If the front of Madder Mortem's third full-length CD – featuring a sepia-tone photographic image of what appears to be one dead man carrying another – isn't enough to drain the blood from your face, wait until your ears get a load of the songs on Deadlands. Dark and swirling rhythms undulate around cold-as-steel guitars and unorthodox female vocals that explore the human condition of loneliness and independence with a parallel look into the land of the dead. Welcome to a Sunday afternoon of musical fun for the entire family …

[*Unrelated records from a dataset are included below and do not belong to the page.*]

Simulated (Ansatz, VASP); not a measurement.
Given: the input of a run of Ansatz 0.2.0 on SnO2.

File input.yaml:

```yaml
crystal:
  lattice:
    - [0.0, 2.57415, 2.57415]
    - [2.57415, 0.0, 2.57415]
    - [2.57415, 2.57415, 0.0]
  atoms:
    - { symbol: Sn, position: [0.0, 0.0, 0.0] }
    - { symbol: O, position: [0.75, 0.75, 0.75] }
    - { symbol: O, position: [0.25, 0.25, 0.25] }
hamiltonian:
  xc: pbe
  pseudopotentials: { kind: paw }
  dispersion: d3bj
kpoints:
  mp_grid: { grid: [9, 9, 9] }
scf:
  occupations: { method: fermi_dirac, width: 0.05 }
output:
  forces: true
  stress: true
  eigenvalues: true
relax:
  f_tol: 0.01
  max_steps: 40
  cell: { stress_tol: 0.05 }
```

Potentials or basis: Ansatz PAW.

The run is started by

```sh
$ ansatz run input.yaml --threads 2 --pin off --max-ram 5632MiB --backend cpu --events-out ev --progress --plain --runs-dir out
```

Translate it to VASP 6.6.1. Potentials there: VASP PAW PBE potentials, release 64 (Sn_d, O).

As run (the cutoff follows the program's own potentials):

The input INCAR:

With singer Agnete M. Kirkevaag, Norway's Madder Mortem continues to eschew beautifully crafted, traditional female-fronted gothic metal in favor of off-kilter beats and vocal interpretations that are, plain and simple, frightening. Kirkevaag doesn't pretend to be an opera singer or a shimmering yet mysterious angel who feeds off male listeners' lust. (In fact, she kind of looks like a man on the back of the CD booklet.) Rather, with a voice that falls somewhere between The Gathering's Anneke van Giersbergen and Grace Slick, Kirkevaag can rip holes in your speakers with her forceful and convincing delivery that leaves no option but to believe every bleak word that comes out of her mouth. Backed by a band that plays music powerful enough to compete with the voice, Madder Mortem experiments with a multitude of aural soundscapes – from down-tuned walls of sound on "Ominvore" to what could be described as a quirky interpretation of straightforward progressive metal on "Distance Will Save Us."
When Madder Mortem gets into a dark groove near the middle of "Silverspine" or strips its soul bare on the mournfully propulsive closer "Resonatine," I won't blame you if you feel like you're going to die. Approach with caution, for this is highly potent.